November 16, 2007

excitement in Osaka



During a secret outing today while I shirked my Chaperoning duties I ventured into Osaka from the Suburbs where our Choir rehearsals have been taking place. I was in search of the Osaka Peace Museum, which ironically chronicles war, WWII in particular. Although I had forgotten what it was like to be alone in a foreign country without any understanding of the language I went out armed with a map and determination if not stubbornness. I was also willing to never reach my destination, because all the while I would still be in Japan. Needless to say I got lost and frustrated, all my own doing... but somehow I did manage to reach the initial desired destination.
In the mid afternoon I ascended the stairs of the Osaka metro, up three levels and into the cold. Even the light, fall and dim, was cold. Out onto a nearly abandoned sidewalk along the South end of Osaka Castle Park. I walked, as the sign instructed two minutes West and without noticing I came upon the Peace Museum. I paid the 250 Yen admission fee, got my ticket from the vending machine (everything can be acquired from a vending machine here in Japan) and proceeded into the exhibit. I was the only person in the entire museum save the staff which consisted of the guard at the door, the two women at the counter and the man polishing the floor in the hallway. It was a startling experience to be the sole visitor. But the very first placard gave me viable evidence as to why:
It is the responsibility of the Japanese people to know and admit to their role in the atrocities of the second world war and to be leaders in the struggle for world peace.

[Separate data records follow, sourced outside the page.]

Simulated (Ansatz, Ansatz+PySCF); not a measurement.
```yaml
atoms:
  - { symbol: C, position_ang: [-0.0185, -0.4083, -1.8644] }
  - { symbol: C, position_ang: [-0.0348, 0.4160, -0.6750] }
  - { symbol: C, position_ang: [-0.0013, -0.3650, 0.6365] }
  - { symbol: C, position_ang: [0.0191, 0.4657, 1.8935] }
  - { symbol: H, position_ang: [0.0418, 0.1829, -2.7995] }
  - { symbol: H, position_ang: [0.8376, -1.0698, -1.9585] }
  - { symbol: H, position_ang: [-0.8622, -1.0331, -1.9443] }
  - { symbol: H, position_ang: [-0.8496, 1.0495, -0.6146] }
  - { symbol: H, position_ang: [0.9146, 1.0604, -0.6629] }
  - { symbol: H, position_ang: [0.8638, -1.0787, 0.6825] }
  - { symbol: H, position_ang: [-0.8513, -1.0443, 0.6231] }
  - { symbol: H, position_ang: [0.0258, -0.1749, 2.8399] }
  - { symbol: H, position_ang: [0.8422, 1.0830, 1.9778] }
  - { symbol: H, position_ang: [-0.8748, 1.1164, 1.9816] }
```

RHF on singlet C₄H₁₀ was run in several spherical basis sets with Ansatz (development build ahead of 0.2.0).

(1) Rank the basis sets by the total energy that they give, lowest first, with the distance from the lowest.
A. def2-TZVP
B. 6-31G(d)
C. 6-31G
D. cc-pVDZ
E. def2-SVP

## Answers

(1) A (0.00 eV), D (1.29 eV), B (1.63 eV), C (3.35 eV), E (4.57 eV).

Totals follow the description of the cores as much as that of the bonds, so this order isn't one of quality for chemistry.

it said something like this, but a bit more eloquent. This is the only time and place I have seen in writing or otherwise any form of admission or acknowledgment of the crimes of the Japanese during WWII>. And this is perhaps a reason Japanese citizens are not pouring in. However, I enjoyed the solitary space to experience the exhibits. It was not until the second exhibit that I was even mildly stirred. I am a teacher and student of History, this part in particular, so I have heard a lot before. However, the power of this place... the images, the simple statements translated from Japanese as the captions of the photographs and the video time lines brought me to a point of tears and held me there for nearly an hour and a half.

the third exhibit was a more modern history and was an array of issues today. Child soldiers in Africa, tactics used in the Arab-Israeli conflict and others. it was more than i could integrate... for I knew any moment there would be a time when I would again walk out into the cold air of the park, make my way down the naked street and into the bustling subway where young and old Japanese, fashion misfits and prim school girls rushed from one task to another, from one shop to the next. The dichotomy of experiences was traumatic. And to return to the school to hear the sweet choral voices... I needed another day to simply absorb that emotion... that rush and that ache ...

other adventures too, yet not appropriate to combine them. More postings to follow... eventually, if we survive another day.